Exchange-Traded Funds (ETFs)
Exchange-traded funds, or ETFs, are investment companies that are legally classified as open-end companies or Unit Investment Trusts (UITs), but that differ from traditional open-end companies and UITs in the following respects:
ETFs do not sell individual shares directly to investors and only issue their shares in large blocks (blocks of 50,000 shares, for example) that are known as “Creation Units.”
Investors generally do not purchase Creation Units with cash. Instead, they buy Creation Units with a basket of securities that generally mirrors the ETF’s portfolio. Those who purchase Creation Units are frequently institutions.

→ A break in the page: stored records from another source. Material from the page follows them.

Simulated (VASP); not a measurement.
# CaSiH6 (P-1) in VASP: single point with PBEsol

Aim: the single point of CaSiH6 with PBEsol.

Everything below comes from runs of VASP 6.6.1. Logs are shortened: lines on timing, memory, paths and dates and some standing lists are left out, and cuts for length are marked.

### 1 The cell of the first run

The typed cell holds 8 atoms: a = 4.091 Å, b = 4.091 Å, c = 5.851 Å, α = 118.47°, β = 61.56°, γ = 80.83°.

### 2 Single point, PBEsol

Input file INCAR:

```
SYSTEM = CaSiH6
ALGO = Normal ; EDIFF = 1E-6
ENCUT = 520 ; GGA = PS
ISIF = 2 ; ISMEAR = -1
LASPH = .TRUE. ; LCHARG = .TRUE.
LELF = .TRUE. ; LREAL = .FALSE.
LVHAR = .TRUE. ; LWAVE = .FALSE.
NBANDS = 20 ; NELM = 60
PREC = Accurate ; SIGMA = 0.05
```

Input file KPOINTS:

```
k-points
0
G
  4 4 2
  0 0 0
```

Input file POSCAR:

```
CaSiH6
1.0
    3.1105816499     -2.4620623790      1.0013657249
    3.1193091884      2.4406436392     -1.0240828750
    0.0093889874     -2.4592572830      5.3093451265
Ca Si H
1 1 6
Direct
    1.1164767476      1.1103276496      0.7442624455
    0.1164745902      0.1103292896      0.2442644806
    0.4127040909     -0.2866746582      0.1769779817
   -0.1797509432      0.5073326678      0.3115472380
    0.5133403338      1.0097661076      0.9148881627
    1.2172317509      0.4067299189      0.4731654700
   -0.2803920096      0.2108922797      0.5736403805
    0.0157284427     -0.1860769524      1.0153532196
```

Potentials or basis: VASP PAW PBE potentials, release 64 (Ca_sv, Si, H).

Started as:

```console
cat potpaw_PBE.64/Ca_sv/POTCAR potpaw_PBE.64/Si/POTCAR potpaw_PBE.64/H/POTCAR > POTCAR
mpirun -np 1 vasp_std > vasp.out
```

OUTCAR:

After purchasing a Creation Unit, an investor often splits it up and sells the individual shares on a secondary market. This permits other investors to purchase individual shares (instead of Creation Units).
Investors who want to sell their ETF shares have two options: (1) they can sell individual shares to other investors on the secondary market, or (2) they can sell the Creation Units back to the ETF. In addition, ETFs generally redeem Creation Units by giving investors the securities that comprise the portfolio instead of cash. So, for example, an ETF invested in the stocks contained in the Dow Jones Industrial Average (DJIA) would give a redeeming shareholder the actual securities that constitute the DJIA instead of cash. Because of the limited redeemability of ETF shares, ETFs are not considered to be—and may not call themselves—mutual funds.